Tony Robbins’ new book, MONEY Master the Game: 7 Simple Steps to Financial Freedom, is full of great stories, knowledge, and ideas that can help people kick-start their financial future. He discusses disciplined saving, and debunks the financial services industry for the average person. He warns readers about high fees, active management, complex financial instruments, misleading past performance, and conflicts of interest. He even goes into detail about the factors that should be considered when deciding on an asset mix, and the importance of asset allocation. Robbins interviewed fifty of the biggest names in investing to research the content for this book. He has repeated his trusted process of finding the best people in a field, unleashing their secrets, and showing the average person how to use them in an actionable way. Robbins is a genius when it comes to harnessing and channeling human emotions. He has a roster of presidents, billionaires, and star athletes that attribute their success and happiness to the clarity that he is able to bring to their lives, and his ability to evoke feelings of elation and motivation through his text and speech is unparalleled. There are thousands of unread books written about personal finance and investing, but this book is written by one of the most famously trusted people on the planet, and it is currently the bestselling book on Amazon. This is a book that is being read.

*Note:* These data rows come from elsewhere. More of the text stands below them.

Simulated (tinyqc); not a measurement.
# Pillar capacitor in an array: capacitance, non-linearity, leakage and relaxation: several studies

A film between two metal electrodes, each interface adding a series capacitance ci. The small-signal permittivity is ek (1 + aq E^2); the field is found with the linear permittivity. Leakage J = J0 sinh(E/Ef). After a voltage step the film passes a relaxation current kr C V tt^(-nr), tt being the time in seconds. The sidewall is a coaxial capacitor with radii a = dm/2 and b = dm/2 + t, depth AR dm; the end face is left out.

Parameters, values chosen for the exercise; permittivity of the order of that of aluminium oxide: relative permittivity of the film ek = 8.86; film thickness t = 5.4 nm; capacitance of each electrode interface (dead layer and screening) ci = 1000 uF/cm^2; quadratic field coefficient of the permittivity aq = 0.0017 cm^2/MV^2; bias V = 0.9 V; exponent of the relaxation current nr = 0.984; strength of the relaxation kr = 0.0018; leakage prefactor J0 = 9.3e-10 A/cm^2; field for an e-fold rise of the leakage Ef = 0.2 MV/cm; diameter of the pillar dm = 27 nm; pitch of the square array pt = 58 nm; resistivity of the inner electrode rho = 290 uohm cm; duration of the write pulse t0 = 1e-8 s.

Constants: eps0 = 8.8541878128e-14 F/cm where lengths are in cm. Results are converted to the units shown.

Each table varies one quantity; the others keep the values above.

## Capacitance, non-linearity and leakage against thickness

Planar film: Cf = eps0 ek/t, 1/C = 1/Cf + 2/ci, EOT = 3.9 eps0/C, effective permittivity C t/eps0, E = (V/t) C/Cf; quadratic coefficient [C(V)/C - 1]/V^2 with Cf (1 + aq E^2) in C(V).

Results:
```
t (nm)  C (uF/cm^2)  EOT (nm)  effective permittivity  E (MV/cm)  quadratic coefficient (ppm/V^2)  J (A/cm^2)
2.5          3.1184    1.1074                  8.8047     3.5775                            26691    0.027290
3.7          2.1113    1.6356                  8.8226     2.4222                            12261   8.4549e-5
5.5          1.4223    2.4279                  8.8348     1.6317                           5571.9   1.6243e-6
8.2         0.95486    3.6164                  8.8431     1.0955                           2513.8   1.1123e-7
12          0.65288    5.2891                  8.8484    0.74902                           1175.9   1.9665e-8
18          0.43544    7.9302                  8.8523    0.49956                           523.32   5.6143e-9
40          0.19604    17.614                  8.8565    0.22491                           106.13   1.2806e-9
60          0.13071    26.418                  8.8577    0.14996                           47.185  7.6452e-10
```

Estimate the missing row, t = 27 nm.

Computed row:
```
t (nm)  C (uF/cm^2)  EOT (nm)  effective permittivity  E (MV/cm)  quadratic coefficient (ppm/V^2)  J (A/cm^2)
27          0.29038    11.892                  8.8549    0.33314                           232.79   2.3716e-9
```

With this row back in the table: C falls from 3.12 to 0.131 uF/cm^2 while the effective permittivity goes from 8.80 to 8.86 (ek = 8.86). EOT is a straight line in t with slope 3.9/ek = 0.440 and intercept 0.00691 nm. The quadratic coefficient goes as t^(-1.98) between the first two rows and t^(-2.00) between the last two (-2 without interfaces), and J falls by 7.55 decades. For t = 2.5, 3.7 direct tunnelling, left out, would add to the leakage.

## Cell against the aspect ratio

Robbins is a master of emotions, but emotions and investment advice do not mix well. In the book, he excels at explaining the importance of an appropriate asset allocation, and then extols one specific asset allocation that has historically “produced extraordinary returns with minimal downside”. Playing into the psychology of an inexperienced investor, Robbins explains that it is smart to “risk a little, make a lot” with things like structured notes (PPNs in Canada), and market-linked CDs (Market linked GICs in Canada), tools that limit downside risk while capping upside potential. He explains, very logically, how an investor should use a mix between a Security bucket and a Growth bucket to match their risk tolerance through time, and then he tells the reader that he has “uncovered the ways in which you can get Growth-like returns with Security Bucket protections”. Robbins does not seem to grasp the idea that market volatility within a well-designed portfolio is not the same the same thing as losing money. He wants investors to seek investments with asymmetric risk/reward, just like the pros do! This theme is present throughout the book to the extent that the focus of an entire chapter is dedicated to “the Holy Grail of portfolio construction,” Ray Dalio’s All Weather Portfolio.
Robbins artfully tells the story of how he finally convinced Ray Dalio to reveal the magic formula for a portfolio that will serve investors well in any market. He tells the story so well that, despite my skepticism, I couldn’t wait to flip the page and learn about it. Robbins’ masterful presentation of Dalio’s All Weather Portfolio is the epitome of emotion-based investment advice – and the epitome of Robbins’ ability to sell. As great as it sounds, this model portfolio, and Robbins’ premise for finding the perfect investment answer, are not based on the science of markets. The idea of getting advice from one, or fifty, of the best money managers in the world evokes feelings of hope and excitement for investors, but it is a misguided path to a positive investment experience. The indeterminable line between luck and skill makes the investment industry a very difficult arena to use lessons from the past success of individuals as a guide for the future.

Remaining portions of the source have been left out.